How to spit the large XML(more than 3GB) using VTD-XML extended

Question

I have to split an xml which is of minimum size of 3GB. We can provide only 1.5GB heap space in 64 bit JVM on Windows OS. I have got example codes all over the Internet using VTDNav only, not with VTDNavHuge. The agenda is to read the above mentioned huge XML and extract a paticular node from it using Xpath and create a new xml with the above extracted content. I am always getting OutOfMemomry exception, though it was mentioned that we can process upto 256GB file also using VTD extended. That is using VTDNavHuge. Please help me with sample code to complete the above mention task under provided development environment. >3GB size file and 1.5GB heap space. I am trying to use memory mapped mode while parsing the file with VTD XML extended.

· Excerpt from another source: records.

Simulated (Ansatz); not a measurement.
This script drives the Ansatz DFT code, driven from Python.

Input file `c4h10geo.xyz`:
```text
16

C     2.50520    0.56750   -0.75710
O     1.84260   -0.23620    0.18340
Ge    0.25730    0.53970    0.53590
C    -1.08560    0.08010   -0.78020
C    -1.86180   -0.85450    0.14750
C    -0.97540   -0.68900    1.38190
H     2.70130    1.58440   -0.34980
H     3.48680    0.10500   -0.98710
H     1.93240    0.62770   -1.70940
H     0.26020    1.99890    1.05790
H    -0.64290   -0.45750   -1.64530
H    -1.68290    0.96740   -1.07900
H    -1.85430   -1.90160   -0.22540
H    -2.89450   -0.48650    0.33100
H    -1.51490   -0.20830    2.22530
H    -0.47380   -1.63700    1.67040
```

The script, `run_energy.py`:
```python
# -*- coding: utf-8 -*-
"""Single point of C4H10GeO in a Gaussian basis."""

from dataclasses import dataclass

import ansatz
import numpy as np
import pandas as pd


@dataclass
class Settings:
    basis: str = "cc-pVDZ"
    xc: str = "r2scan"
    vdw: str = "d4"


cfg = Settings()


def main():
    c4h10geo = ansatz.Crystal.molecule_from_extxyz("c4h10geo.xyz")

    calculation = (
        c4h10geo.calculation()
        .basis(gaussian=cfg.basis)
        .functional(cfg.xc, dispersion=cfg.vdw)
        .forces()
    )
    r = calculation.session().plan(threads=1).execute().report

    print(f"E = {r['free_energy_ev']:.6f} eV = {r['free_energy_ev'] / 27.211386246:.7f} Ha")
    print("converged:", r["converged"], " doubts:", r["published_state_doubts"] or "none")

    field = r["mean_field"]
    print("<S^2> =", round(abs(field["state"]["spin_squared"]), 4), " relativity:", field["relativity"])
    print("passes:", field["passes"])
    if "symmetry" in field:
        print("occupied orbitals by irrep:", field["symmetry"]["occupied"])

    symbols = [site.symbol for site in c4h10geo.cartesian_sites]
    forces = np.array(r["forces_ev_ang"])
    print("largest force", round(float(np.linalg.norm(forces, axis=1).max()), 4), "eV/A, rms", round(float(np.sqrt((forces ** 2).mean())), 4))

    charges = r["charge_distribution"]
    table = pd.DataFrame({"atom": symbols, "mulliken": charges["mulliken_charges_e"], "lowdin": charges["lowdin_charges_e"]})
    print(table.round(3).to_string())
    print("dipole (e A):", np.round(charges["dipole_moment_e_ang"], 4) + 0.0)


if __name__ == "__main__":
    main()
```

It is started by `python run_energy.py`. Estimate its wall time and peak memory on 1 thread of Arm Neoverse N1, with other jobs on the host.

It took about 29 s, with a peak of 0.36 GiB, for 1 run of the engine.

Anything that requires loading the document into memory will probably fail with files that big. Look into either coding something based on StAX or STX (Streaming Transformations for XML). I'll leave the actual code up to you. — David Ehrmann, Sep 22 '14 at 15:46
This might point you in the right direction: http://stackoverflow.com/questions/1134189/can-jaxb-parse-large-xml-files-in-chunks — spudone, Sep 22 '14 at 22:04
Can you provide sample xml so i can give it a try on my machine? — vtd-xml-author, Sep 25 '14 at 18:49

score 0 · Accepted Answer · answered Sep 29 '14 at 03:23

0

This is a demonstration of how to use the extended VTD parser to process large XML file. You need 64-bit JVM to take full advantage of extended VTD.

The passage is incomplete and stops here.